Halloween gets me and I lust to see horror scenes laced together. I am seldom frightened and I don’t seek scary movies for the sake of being terrified. Rather, a suspenseful plot and excellent musical accompaniment is all that is needed to turn me on. For these reasons, I believe it is a necessity for me to introduce our readers to Jason Miller. He recently released a short horror film titled “The Strange” featuring Live FAST favorites Harry Hains and Leore Hayon. Within the first 30 seconds, I was hooked. In honor of Hallow’s Eve, we found it fitting to have Jason answer a few questions about himself, his creativity, and that one time he rode in RiFF RAFF’s car.
LF: For starters, when and how did you first pick up a film camera?
JM: I had a period of artistic curiosity as a child, but it never translated into photography or film. I bought a point-and-shoot freshman year at the University of Georgia and starting getting into photography and design. A year later I heard about a student film festival that gave out cameras and laptops and allowed students one week to shoot and edit a five minute film.

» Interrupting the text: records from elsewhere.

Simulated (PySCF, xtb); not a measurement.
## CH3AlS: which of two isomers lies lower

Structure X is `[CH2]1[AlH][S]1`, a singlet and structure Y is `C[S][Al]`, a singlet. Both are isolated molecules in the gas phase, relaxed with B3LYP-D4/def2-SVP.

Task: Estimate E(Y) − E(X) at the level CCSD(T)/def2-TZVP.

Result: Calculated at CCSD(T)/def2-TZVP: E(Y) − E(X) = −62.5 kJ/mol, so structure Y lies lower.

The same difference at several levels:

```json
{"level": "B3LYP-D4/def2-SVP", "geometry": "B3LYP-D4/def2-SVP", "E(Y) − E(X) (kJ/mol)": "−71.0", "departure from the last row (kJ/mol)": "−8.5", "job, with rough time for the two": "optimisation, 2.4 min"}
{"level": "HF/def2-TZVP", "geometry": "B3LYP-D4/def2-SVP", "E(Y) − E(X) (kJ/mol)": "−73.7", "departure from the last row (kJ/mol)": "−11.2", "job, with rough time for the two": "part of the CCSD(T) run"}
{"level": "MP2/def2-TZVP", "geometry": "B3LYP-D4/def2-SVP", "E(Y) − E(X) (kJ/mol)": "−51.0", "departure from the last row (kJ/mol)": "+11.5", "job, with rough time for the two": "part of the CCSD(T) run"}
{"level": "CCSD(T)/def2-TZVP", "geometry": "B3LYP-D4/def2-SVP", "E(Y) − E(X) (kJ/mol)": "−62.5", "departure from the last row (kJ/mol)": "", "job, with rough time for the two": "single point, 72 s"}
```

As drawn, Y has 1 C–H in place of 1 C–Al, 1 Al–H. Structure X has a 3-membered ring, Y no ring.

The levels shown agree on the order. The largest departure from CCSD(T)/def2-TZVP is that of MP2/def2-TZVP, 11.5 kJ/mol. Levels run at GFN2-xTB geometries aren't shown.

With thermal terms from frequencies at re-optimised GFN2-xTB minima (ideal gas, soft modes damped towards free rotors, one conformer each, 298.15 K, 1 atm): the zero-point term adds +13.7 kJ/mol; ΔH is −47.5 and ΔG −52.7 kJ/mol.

LF: What was the first short film you directed?
JM: Technically, it was that five minute film that was in retrospect, insanely ambitious and accidentally pretentious … it was a four way split screen in which each quarter of the composition was a different character and each shot was a single five-minute take. You were supposed to see the characters interacting at various points, but we were only shooting with a single camera so we were attempting to have the characters do the same action at the same exact time within the five minute shot. I’m even confusing myself trying to write this and, as you can imagine, it was a disaster. It did not get shown at the festival, but I went on to win the fest a few years later with a campy short film-noir.
LF: How did you develop the concept for The Strange?
JM: I was introduced to Steven Harrington‘s work by my friend and mentor Dan Donahue (an amazing artist and musician) while I was still living in Athens, GA. When I moved to LA, I reached out to Steven, really not expecting him to reply. Based on his work, I had envisioned an older dude living in the woods, surviving on chia seeds and DMT, but he got back to me and it turned out he was a really chill, down to earth guy and also owned a design studio, National Forest, which he cofounded with Justin Krietemeyer. I documented his last gallery show in LA, “Inside Out” and we’ve all been friends ever since. All of that is to say that “The Strange” concept was mostly from the minds of Steve and Justin. They had a sense of what they wanted and I was able to add to it a bit and then we all executed it together.
LF: In some aspects, The Strange gave me a sense of nostalgia for the 80’s horror flicks I grew up on. What would you consider to be your largest influence for this project?
JM: I think the location was the real inspiration – Pasadena, CA. Tons of movies are shot in that area. Countless classic horror films that many of us grew up watching. It’s amazing to me that it’s so close to LA and can feel like such a different world. I was really stoked to have a reason to turn a camera on those insanely beautiful, but haunting streets.
LF: When was the last time you were genuinely terrified?
JM: Probably when I was riding in RiFF RAFF’s car.
LF: How do you maintain a sense of creativity that is true to yourself when approaching commercial work?
JM: It’s really tough. Oftentimes you end up having to fight a lot, but sometimes you realize you’re just going to have to give your client what they want and be okay with the idea of doing a director’s cut later for yourself. I’m also learning what types of projects are prone to going down that path and which ones are more likely to be a healthy collaboration with the client. I did a commercial for AG Jeans through Bold LA recently and, with a few minor exceptions, we all had the same goals with the project, which was really nice.
LF: Music can make or break a film – how do you choose the audio accompaniment to your visual creations?
JM: I started out directing a lot of music videos so picking music wasn’t part of the equation. After that I made a feature documentary about the band, of Montreal, so I had their entire catalogue at my disposal. You don’t realize how lucky you are in those situations. Music is always a struggle now, but it’s also really exciting because in that situation you’re able to make more of a statement and be really intentional about the vibe you’re creating. I also love having the chance to involve my friends who are musicians or lesser-known bands that I want people to pay attention to.
LF: Favorite project you’ve created thus far?
JM: The feature documentary, I mentioned above, “The Past Is a Grotesque Animal“. It’s a project I started on when I was still in college and finished about a year ago–around 7 years total. I learned a lot about myself as I was trying to tell the story of Kevin Barnes, the singer of the band. It was also crucial to work on a project for that long and to learn patience. Most projects are a race against the clock.
LF: How fast do you live?
JM: I spent my last spring break in college in jail for all the speeding tickets I’d racked up … so I guess too fast?